Prarie1 commented on my post about housing and rent. He said:
Who would pay that much in rent??? That’s almost double my mortgage for 10 acres with a house and shop.
The explanation? Inflation, the eviction moratorium, investors, and escape from New York. All four of these things are driving an incredible increase in housing prices: both sales and rentals.
- First, inflation. The dollar is simply worth less because you had the government shoveling cash into the economy with a metaphorical front end loader. More cash chasing the available housing means your housing dollar doesn’t go as far.
- Next, the eviction moratorium. Being a landlord now carries significantly more risk than it did before the year and a half that landlords were forced to allow tenants to live in rental properties for free. Many landlords dropped out of the business. The ones who stayed began to raise rents in order to recoup losses caused by the moratorium.

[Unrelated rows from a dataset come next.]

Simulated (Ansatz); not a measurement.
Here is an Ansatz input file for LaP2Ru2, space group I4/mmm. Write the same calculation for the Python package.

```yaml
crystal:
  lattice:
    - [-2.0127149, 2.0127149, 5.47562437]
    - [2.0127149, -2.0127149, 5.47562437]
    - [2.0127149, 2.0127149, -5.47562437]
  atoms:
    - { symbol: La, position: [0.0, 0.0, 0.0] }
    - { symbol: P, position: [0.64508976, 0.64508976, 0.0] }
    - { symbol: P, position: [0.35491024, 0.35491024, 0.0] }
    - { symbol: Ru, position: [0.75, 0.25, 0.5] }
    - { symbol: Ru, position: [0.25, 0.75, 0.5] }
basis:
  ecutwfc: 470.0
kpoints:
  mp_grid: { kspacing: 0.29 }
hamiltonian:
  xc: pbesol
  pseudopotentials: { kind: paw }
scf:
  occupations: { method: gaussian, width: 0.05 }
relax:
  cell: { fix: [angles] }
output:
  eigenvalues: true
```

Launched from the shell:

- Then there is the escape from New York (and other restrictive states). After being locked down for months, many people from more restrictive, northern states have figured out that, since they can work remotely, Florida is a great place to buy a second (or even third) home. Taxes are low, housing is relatively cheap, so they are buying up property like you wouldn’t believe. This has the effect of reducing supply, and driving up prices, mostly because they are paying too much for houses without even realizing it, because they still think it’s a bargain when compared to NY prices.
- Then there are the investors. These are large companies who are watching the prices of real estate skyrocket and are buying up entire neighborhoods.
All of these factors are driving prices up to unbelievable levels. I was shocked in October when I did a review of area rental rates so I could adjust my rates for 2022. The average rental price had increased from about $1600 per month to around $2500 per month in just a year’s time. That’s a 56% increase in just a year’s time.
This nurse here in Miami saw a 40% increase in rent in one year’s time, and Miami’s rents were already high, meaning that they didn’t increase as much as some other areas in the state, such as Tampa or Orlando. Here are the cities with the largest growth in rent in the past 12 months, according to ApartmentsList:
- New York City, N.Y. – 33.5% rent growth
- Tampa, Fla. – 31.4% rent growth
- Scottsdale, Ariz. – 31.1% rent growth
- Orlando, Fla. – 30.1% rent growth
- Mesa, Ariz. – 29.5% rent growth
- St. Petersburg, Fla. – 29.3% rent growth
- Irvine, Calif. – 28% rent growth
- Phoenix, Ariz. – 27.9% rent growth
- Glendale, Ariz. – 27.5% rent growth
- Las Vegas, Nev. – 27.4% rent growth
If rents continue to increase at a rate of 32 percent per year, you can expect rents to double roughly every two years. (a $1,000 rent becomes $1,320 in one year, then becomes $1,745 at the end of year two) This is exactly what is happening.
Buying a house was similar. There are houses in the area that sold for $235,000 in 2019 and just sold again in 2021 for $325,000. The price of the house increased by 38 percent in less than two years.
So if a rent seems unreasonable, that’s because our real estate market is being warped and stretched by government interference. That is having the effect of driving up prices. So what do governments do? Interfere in the market some more, that’s what. Look at what the UK is doing:
Private landlords in the UK will be forced by law to bring their properties up to a set of national standards. Landlords will need a license. If a property fails to meet standards for maintenance, energy efficiency, and a minimum standard for fixtures and fittings, the landlord loses his license. Nearly one in five families in the UK are renters. What do you think this will do to rental prices in the UK when landlords are forced to lay out a large amount of money to meet the new, more stringent standards?
Expect to see a push for this here in the US.